If marine explosion is the sole cause of the formation of salt, and if the sea has through rents and crevices of the earth forced up its superabundant saline constituents wherever there has been a vent for their egress, and which has in the course of time become condensed owing to the evaporation of the water or through its percolating into the lower strata, another difficulty crops up quite as unanswerable seemingly as that which stands in the way of the volcanic hypothesis: there are no remains of marine organisms to be found, nor are there any traces of vegetable matter.

The overflow and evaporation of sea-water and the subsequent deposition of salt holds good in certain respects as regards salt lakes and salt marshes when they are in close proximity or in the same locality; but then those other inorganic constituents which are found as a general rule in sea-water are not present in those open reservoirs, which is a difficulty as formidable as the others, and admits of no evasion.

These are the three hypotheses with their obstacles; the hypotheses feasible, the obstacles apparently unanswerable.

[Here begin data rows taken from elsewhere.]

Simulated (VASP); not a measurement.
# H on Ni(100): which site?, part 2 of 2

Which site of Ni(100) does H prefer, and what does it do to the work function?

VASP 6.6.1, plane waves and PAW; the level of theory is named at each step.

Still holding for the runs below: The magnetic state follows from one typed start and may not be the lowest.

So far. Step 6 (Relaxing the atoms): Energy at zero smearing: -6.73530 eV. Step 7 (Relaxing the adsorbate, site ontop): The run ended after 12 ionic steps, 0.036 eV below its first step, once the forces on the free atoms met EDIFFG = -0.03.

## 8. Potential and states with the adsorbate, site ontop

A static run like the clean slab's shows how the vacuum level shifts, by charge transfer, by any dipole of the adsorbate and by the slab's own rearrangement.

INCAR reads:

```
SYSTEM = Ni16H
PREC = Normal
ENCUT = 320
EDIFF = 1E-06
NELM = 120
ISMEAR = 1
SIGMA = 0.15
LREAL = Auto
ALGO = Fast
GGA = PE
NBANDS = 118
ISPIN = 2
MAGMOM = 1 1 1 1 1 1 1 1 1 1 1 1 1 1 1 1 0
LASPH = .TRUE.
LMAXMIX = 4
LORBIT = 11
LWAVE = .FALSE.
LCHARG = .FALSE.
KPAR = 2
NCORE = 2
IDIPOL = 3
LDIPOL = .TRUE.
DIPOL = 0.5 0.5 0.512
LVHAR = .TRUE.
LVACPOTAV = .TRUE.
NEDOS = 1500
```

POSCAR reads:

We have salt, or the chloride of sodium, presented to us in six different conditions, viz.: sea or salt water, salt or brine springs, salt lakes, salt mines, mountain or fossil or rock salt, and salt marshes. The characteristics of salt are just the same fundamentally, whether we extract it by evaporation from sea-water or salt lakes; whether we obtain it from salt-springs; whether we dig it out of the earth or by the excavation of salt mountains; or whether we acquire it from salt marshes: there is no alteration in its ingredients, though it may be impure from the admixture of arsenic or the sulphates of soda and magnesia, or other impurities, or it may be discoloured red by the oxide of iron derived from decomposed trap-rocks; still, for all that, the chloride of sodium remains intact. The properties of salt are not subject to the slightest change or modification: the acid is the hydrochloric or muriatic, the base sodium, and the combination, the chloride of sodium.

We find salt, or the chloride of sodium, in sea-water, the amount averaging from 4 to 5·7 per cent., so that we see it is present in no inconsiderable quantity; it is more or less impure from other salts being held in solution in conjunction: where it comes from no suggestion has yet been broached. We know that it is present, and we also know that it can be obtained by adopting certain measures for extracting it; and we are aware, from recent investigations, that the colour and density of the sea is dependent on the quantity held in solution. This is all we really know regarding the presence of the chloride of sodium in the ocean.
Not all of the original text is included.